"Snowden claims that he’s won and that his mission is accomplished," [Director of National Intelligence James] Clapper said, according to a transcript from the Senate Intelligence Committee hearing, posted by the Washington Post. "If that is so, I call on him and his accomplices to facilitate the return of the remaining stolen documents that have not yet been exposed, to prevent even more damage to U.S. security."
So who, exactly, are Snowden’s “accomplices?”
Guardian national security editor Spencer Ackerman, among others, questioned on Twitter whether Clapper was referring to journalists.
HuffPost put the question to the Office of the Director of National Intelligence, which didn't rule out that journalists could be considered "accomplices."
HuffPo
In response to media inquiries about what Clapper meant when he referred to "accomplices", a spokesman for the DNI's office, Shawn Turner, is saying this:
"anyone who is assisting Edward Snowden [to] further harm our nation through the unauthorized disclosure of stolen documents." (Turner declined to be more specific when asked if that included journalists.)
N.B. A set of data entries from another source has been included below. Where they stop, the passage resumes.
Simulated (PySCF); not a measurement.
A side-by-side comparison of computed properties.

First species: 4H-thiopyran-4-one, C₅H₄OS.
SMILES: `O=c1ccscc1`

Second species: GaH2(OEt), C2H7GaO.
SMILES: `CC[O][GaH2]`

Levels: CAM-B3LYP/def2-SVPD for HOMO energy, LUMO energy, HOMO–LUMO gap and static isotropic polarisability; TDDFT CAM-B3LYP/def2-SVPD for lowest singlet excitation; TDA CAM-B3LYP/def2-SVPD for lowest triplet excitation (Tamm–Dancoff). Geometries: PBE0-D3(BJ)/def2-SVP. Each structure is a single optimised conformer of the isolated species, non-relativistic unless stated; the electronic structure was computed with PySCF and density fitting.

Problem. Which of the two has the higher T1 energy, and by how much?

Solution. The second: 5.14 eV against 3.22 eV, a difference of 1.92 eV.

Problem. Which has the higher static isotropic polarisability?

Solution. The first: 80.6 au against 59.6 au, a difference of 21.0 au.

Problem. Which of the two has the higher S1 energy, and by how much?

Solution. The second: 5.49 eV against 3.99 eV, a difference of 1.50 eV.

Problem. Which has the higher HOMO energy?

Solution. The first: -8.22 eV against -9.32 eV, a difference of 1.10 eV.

Turner may be reluctant to admit it, but that essentially dispels all doubt - if there was any - that Clapper was publicly accusing journalists who publish Snowden documents of being "accomplices" in his "crimes".
Glenn Greenwald
Attorney General Alberto R. Gonzales raised the possibility yesterday that New York Times journalists could be prosecuted for publishing classified information based on the outcome of the criminal investigation underway into leaks to the Times of data about the National Security Agency's surveillance of terrorist-related calls between the United States and abroad.
"We are engaged now in an investigation about what would be the appropriate course of action in that particular case, so I'm not going to talk about it specifically," he said on ABC's "This Week."
WaPo
...but hey, do what you want...you will anyway.